In [1]:
import numpy as np
import pandas as pd

In [2]:
import tensorflow as tf

In [3]:
from tensorflow.keras.layers import Dense,LSTM,Embedding
from tensorflow.keras.models import Sequential
from tensorflow.keras.utils import to_categorical
from tensorflow.keras.optimizers import Adam

In [4]:
df = pd.read_json("Sarcasm_Headlines_Dataset.json", lines=True)

In [5]:
df.head()

Unnamed: 0,article_link,headline,is_sarcastic
0,https://www.huffingtonpost.com/entry/versace-b...,former versace store clerk sues over secret 'b...,0
1,https://www.huffingtonpost.com/entry/roseanne-...,the 'roseanne' revival catches up to our thorn...,0
2,https://local.theonion.com/mom-starting-to-fea...,mom starting to fear son's web series closest ...,1
3,https://politics.theonion.com/boehner-just-wan...,"boehner just wants wife to listen, not come up...",1
4,https://www.huffingtonpost.com/entry/jk-rowlin...,j.k. rowling wishes snape happy birthday in th...,0


In [6]:
df = df.drop(['article_link'], axis=1)
df.head()

Unnamed: 0,headline,is_sarcastic
0,former versace store clerk sues over secret 'b...,0
1,the 'roseanne' revival catches up to our thorn...,0
2,mom starting to fear son's web series closest ...,1
3,"boehner just wants wife to listen, not come up...",1
4,j.k. rowling wishes snape happy birthday in th...,0


In [7]:
df.shape

(26709, 2)

In [8]:
df.isnull().sum()

headline        0
is_sarcastic    0
dtype: int64

In [9]:
df.is_sarcastic.value_counts()

0    14985
1    11724
Name: is_sarcastic, dtype: int64

In [10]:
df.headline = df.headline.str.lower()  # headline in lower case

In [11]:
df.head()

Unnamed: 0,headline,is_sarcastic
0,former versace store clerk sues over secret 'b...,0
1,the 'roseanne' revival catches up to our thorn...,0
2,mom starting to fear son's web series closest ...,1
3,"boehner just wants wife to listen, not come up...",1
4,j.k. rowling wishes snape happy birthday in th...,0


In [12]:
from sklearn.model_selection import train_test_split

In [13]:
df_train,df_test = train_test_split(df,test_size=.2)

In [14]:
df_train_x = df_train.iloc[:,0]
df_train_y = df_train.iloc[:,1]

In [15]:
df_test_x = df_test.iloc[:,0]
df_test_y = df_test.iloc[:,1]

In [16]:
df_train_y = to_categorical(df_train_y)

In [17]:
# hyperparameter

max_num_words = 15000

seq_len = 50

embedding_size = 100

In [18]:
from keras.preprocessing.text import Tokenizer
from tensorflow.keras.preprocessing.sequence import pad_sequences

In [19]:
tokenizer = Tokenizer(num_words=max_num_words)

In [20]:
tokenizer.fit_on_texts(df.headline)
df_train_x= tokenizer.texts_to_sequences(df_train_x)
df_train_x = pad_sequences(df_train_x,maxlen=seq_len)

In [21]:
tokenizer.fit_on_texts(df.headline)
df_test_x= tokenizer.texts_to_sequences(df_test_x)
df_test_x = pad_sequences(df_test_x,maxlen=seq_len) 

In [22]:
model = Sequential()
model.add(Embedding(input_dim=max_num_words,   # bcoz on those words we are building model
                   input_length=seq_len,
                   output_dim=embedding_size))
model.add(LSTM(4))
model.add(Dense(2,activation='softmax'))     # no of neurons in o/p layer = no of classes(2) 

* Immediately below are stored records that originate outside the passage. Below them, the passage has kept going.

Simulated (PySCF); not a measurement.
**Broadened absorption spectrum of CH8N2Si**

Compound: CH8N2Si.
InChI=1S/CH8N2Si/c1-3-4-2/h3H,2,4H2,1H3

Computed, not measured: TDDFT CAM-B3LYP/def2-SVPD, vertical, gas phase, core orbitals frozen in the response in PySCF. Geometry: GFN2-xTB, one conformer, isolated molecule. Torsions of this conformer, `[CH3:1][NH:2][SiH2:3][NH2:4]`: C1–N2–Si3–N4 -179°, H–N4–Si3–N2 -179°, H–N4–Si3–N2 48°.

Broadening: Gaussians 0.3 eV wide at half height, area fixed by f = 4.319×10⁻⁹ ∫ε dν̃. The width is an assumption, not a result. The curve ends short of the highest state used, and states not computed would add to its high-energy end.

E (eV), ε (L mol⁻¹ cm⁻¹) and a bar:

adam = Adam(learning_rate=0.003)

model.compile(optimizer='adam',loss='mse',metrics=['accuracy'])

In [34]:
model.fit(df_train_x, df_train_y, epochs=8,validation_split=0.2)

Epoch 1/8
Epoch 2/8
Epoch 3/8
Epoch 4/8
Epoch 5/8
Epoch 6/8
Epoch 7/8
Epoch 8/8


<keras.src.callbacks.History at 0x1a10748d910>

In [35]:
model.summary()

Model: "sequential"
_________________________________________________________________
 Layer (type)                Output Shape              Param #   
 embedding (Embedding)       (None, 50, 100)           1500000   
                                                                 
 lstm (LSTM)                 (None, 4)                 1680      
                                                                 
 dense (Dense)               (None, 2)                 10        
                                                                 
Total params: 1501690 (5.73 MB)
Trainable params: 1501690 (5.73 MB)
Non-trainable params: 0 (0.00 Byte)
_________________________________________________________________


In [36]:
pred_values = model.predict(df_test_x)



In [37]:
pred_values

array([[9.9930847e-01, 6.9149339e-04],
       [9.4538304e-04, 9.9905461e-01],
       [9.7545642e-01, 2.4543606e-02],
       ...,
       [9.9991643e-01, 8.3550440e-05],
       [2.2244090e-03, 9.9777561e-01],
       [9.9971694e-01, 2.8308498e-04]], dtype=float32)

In [38]:
pred_classes = np.argmax(pred_values,axis=1)

In [39]:
pred_classes

array([0, 1, 0, ..., 0, 1, 0], dtype=int64)

In [40]:
from sklearn.metrics import confusion_matrix
from sklearn.metrics import accuracy_score

In [41]:
conf_mat = confusion_matrix(df_test_y,pred_classes)
conf_mat

array([[2540,  421],
       [ 411, 1970]], dtype=int64)

In [42]:
accuracy_score(df_test_y,pred_classes)*100

84.42530887308124